Wednesday, August 12, 2009

On "Into the Wild" by Jon Krakauer *****

I've intended to read Krakauer for a long time, but other things have always gotten in the way or I've simply forgotten about his work. A coworker of mine, however, recently insisted I read his work and was so insistent that she brought me the book. Not wanting to take my current library book reading to the beach, I opted to take Krakauer instead. So while I read about this Chris McCandless starving to death as he attempted to commune with nature, I communed with a different and much cushier sort of nature. And yet, despite the odd juxtaposition of landscapes and situations, I could strangely identify.

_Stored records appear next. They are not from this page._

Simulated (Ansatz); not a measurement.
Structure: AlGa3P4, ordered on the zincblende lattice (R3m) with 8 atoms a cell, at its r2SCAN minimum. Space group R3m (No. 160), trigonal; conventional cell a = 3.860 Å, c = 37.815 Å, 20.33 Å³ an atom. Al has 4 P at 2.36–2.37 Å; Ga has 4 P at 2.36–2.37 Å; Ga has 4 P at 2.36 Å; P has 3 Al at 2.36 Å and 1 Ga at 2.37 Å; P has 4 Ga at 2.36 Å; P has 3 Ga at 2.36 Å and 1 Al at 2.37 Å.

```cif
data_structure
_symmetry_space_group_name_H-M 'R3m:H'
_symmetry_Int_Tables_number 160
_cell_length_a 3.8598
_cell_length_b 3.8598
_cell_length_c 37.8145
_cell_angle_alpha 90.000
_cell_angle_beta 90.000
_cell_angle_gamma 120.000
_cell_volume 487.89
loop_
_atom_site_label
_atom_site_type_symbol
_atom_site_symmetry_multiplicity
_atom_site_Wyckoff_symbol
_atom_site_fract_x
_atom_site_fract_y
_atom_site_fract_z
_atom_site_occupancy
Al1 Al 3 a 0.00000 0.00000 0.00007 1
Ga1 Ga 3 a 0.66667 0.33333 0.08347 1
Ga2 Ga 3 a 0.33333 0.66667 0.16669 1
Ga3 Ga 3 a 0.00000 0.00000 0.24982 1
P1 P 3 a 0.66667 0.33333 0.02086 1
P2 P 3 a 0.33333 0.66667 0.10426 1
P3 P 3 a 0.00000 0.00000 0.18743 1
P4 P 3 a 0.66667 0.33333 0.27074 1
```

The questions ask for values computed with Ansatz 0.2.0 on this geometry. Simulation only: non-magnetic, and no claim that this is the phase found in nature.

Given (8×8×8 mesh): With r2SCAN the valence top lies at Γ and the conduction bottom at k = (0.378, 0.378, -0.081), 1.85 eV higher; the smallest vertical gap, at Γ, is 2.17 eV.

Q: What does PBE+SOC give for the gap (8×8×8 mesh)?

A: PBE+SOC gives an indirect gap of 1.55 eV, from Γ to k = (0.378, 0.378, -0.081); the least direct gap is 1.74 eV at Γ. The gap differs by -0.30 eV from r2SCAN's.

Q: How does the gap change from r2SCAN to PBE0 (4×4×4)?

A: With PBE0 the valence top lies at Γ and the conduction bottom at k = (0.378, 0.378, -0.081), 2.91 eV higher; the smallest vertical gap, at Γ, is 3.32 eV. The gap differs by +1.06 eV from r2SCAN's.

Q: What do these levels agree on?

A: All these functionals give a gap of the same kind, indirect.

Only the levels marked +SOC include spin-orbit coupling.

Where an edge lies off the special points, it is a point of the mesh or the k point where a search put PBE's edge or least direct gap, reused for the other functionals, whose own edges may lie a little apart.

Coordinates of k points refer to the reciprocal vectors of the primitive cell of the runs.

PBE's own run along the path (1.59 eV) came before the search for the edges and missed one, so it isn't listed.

When younger, I too had a desire to take off on wild trips. I too had a desire to prove that I could "make it on my own." I too wanted just to bum around the country, taking odd jobs as I could. Perhaps this passion is in all young people--or all young men. But few of us dare do such things--I never did. And then, I think, many of us outgrow them. What do I mean by that? McCandless's desire to go it alone struck me as a kind of immaturity one goes through in the twenties. By the time one hits thirty, one knows there is no such thing--we are social creatures. We exist in culture and by culture. Even when "independent," we are dependent--on each other, if not at least on God. But I admire McCandless for doing what I couldn't and wouldn't have done.

The story itself that Krakauer reads is very engaging. The guy is a craftsman in terms of setting up a good plot. Start somewhere toward the end, and then begin again, somewhere near the start. Tell us only what we need to know when we need to know it. Keep us reading. That he did, for me--and I guess for many others given his robust sales.